Chaired by businessman Brian Picot its members were Peter Ramsay, an associate professor of education at the University of Waikato, Margaret Rosemergy, a senior lecturer at the Wellington College of Education, Whetumarama Wereta, a social researcher at the Department of Maori Affairs and Colin Wise, another businessman.
They were assisted by staff from the Treasury and the State Services Commission, with the Department of Education sidelined advice-wise but squarely in the cross hairs of the reforming sights of the then Treasury’s Billy the Kid sharpshooters.
There were only two, not particularly high profile, educators in key review positions. This was not the case with the Education Development Conference working parties of the previous decade, in which Prof. Phillip Lawrence, University of Canterbury played a key role, nor is it the case with the make up of the current taskforce.
So those selected for the 2018 Tomorrow’s Schools Review Taskforce appear to have somewhat more collective and diverse knowledge of things educational than their Picot predecessors.
The governance philosophy of the 1980s was based on the tenet that management skills were interchangeable Lego-like between industries. When it came to dealing with groups like teachers and doctors it was thought necessary to avoid “professional capture” and ignore engaging properly with professionally credible people. Change had to be engineered speedily to head off defensive reaction.
The 1987 mandate was to review management structures and cost-effectiveness, but it did not include curriculum, teaching or effectiveness. Over nine months the commission received input from over 700 people or organizations. The Picot Report Administering for Excellence: Effective Administration in Education was released in May 1988.

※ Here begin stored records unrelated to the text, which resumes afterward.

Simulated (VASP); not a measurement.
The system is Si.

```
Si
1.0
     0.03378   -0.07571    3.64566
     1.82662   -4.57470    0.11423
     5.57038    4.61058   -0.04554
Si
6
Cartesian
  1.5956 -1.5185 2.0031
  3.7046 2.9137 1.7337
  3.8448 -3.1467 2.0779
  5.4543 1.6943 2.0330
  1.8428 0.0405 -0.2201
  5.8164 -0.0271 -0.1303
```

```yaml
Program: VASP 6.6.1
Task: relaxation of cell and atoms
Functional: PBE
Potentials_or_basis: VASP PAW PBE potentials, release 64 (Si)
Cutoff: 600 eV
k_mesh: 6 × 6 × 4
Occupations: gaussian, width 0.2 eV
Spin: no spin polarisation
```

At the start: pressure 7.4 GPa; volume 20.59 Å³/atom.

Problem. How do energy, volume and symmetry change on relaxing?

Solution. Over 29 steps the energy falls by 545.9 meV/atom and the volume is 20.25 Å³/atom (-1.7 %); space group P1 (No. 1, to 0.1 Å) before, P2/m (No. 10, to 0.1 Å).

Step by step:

For slow learners administration was mentioned twice in five words in the title, which still sends a shiver up the spine of those who are wary about too much horse-scaring change management and administrative oversight at the expense of professional leadership which directly enhances teaching and learning.
The report was highly critical of the Department of Education, which it labelled as inefficient and unresponsive. How many education bureaucrats did it take to replace a light bulb in a school? From memory 18 or so, but that may have been a suburban myth.
The Picot report recommended a system where each school would be largely independent, governed by a board consisting mainly of parents, although subject to review and inspection by specialized government agencies. The Labour Government accepted many of the recommendations in their response Tomorrow’s Schools, finally drafted by two officials from the Treasury and the SSC but no educationalists. It became the basis for educational reform in New Zealand starting in 1989 though some key elements in the report were never implemented.
Blaming an inefficient centralised bureaucracy for slipping school standards, the government disestablished the Department of Education, replacing it with a slimmer Ministry of Education and moving the governance of state schools to their individual school communities.
The Department of Education was replaced with six new siloed bodies, the Ministry of Education, the Education Review Office (ERO), the New Zealand Qualifications Authority (NZQA), the Tertiary Education Commission, Careers NZ and the New Zealand Teachers’ Council.
Curriculum reform tinkering occurred in the 1990s, followed by more comprehensive and innovative reform a decade later to update what was being taught in schools in and for the 21st century.
The pendulum had swung radically as pendulums do when given a good shove. Schools scrambled to find property management, financial and HR expertise among their staff or board, particularly in lower decile catchments and struggled with professional development and learning culture change.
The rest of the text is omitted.